Kaspersky Lab's children's survey of 2015, surveyed nearly 1000 youngsters aged 8-16, a generation that we can assume is more tech savvy than previous ones, let alone their parents'.
They appear to agree too. Nearly half of respondents believe they are better equipped to deal with technology than their parents by the age of 13. It's not much of a surprise either: three-quarters of UK children, the survey says, had started actively using the internet by the age of ten.
The relationship between parents and children as regards the internet is, as always, fraught. The kids might be more tech-savvy but they want their parents to keep them cyber-safe. That said, the parents aren't much more confident, with 83 percent of them worrying about how exactly they do protect their kids from such online threats as cyber-bullying and inappropriate content.
Given that fact, said David Emm, principal security researcher at Kaspersky Lab, who spoke to SCMagazineUK.com, "It's important for parents to understand the potential threats, open up a dialogue with their children about the risks and use the technology that's available to help them secure their children."
Tony Neate, CEO of Get Safe Online, a UK government service promoting cyber-security, said of the report: “We encourage parents to have an open and honest dialogue with their kids about cyber-safety, whether that's reminding them to change their security settings to private when setting up social media accounts, to making sure all devices are protected by security software, to reporting any suspicious behaviour or cases of cyber-bullying.”
He adds: "Of course, parents can't know what their children are doing every second of the day, but they can put a good system in place so that their children are at less risk of falling victim to online crime."
Keeping the little dears safe is all well and good but what about the danger they pose to us, namely teenagers wreaking havoc on the important infrastructure and institutions of adults.
In the past couple of weeks, two supposed teenagers hacked into not only large telecommunications companies' information databases and the personal email account of the director the CIA.
The CIA hacker spoke to CNN and characterised the effort as ridiculously easy (see video below for more on that).
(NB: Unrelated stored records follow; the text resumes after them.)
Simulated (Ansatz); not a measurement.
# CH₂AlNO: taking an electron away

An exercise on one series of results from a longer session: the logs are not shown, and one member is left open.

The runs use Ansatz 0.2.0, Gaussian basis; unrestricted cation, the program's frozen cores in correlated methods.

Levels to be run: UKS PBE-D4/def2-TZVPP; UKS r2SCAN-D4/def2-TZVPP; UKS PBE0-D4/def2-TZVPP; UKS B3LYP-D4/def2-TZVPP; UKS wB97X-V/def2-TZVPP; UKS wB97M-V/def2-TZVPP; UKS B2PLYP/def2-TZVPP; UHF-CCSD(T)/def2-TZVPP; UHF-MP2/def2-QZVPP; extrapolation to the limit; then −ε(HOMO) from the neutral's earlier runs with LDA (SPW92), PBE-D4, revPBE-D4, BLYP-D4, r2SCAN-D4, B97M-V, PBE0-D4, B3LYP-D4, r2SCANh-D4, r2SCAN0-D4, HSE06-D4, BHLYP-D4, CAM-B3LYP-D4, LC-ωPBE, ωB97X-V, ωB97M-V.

Emm told SC that while this responsibility is largely on the company or organisation that is at threat, "Education is also important, so that young people understand the wider context (in legal and moral terms) of something they might otherwise see only in technical terms and do 'for kicks'."
Emm added that, "In this context, the government's inclusion of security and social responsibility in the new computing curriculum is a positive move."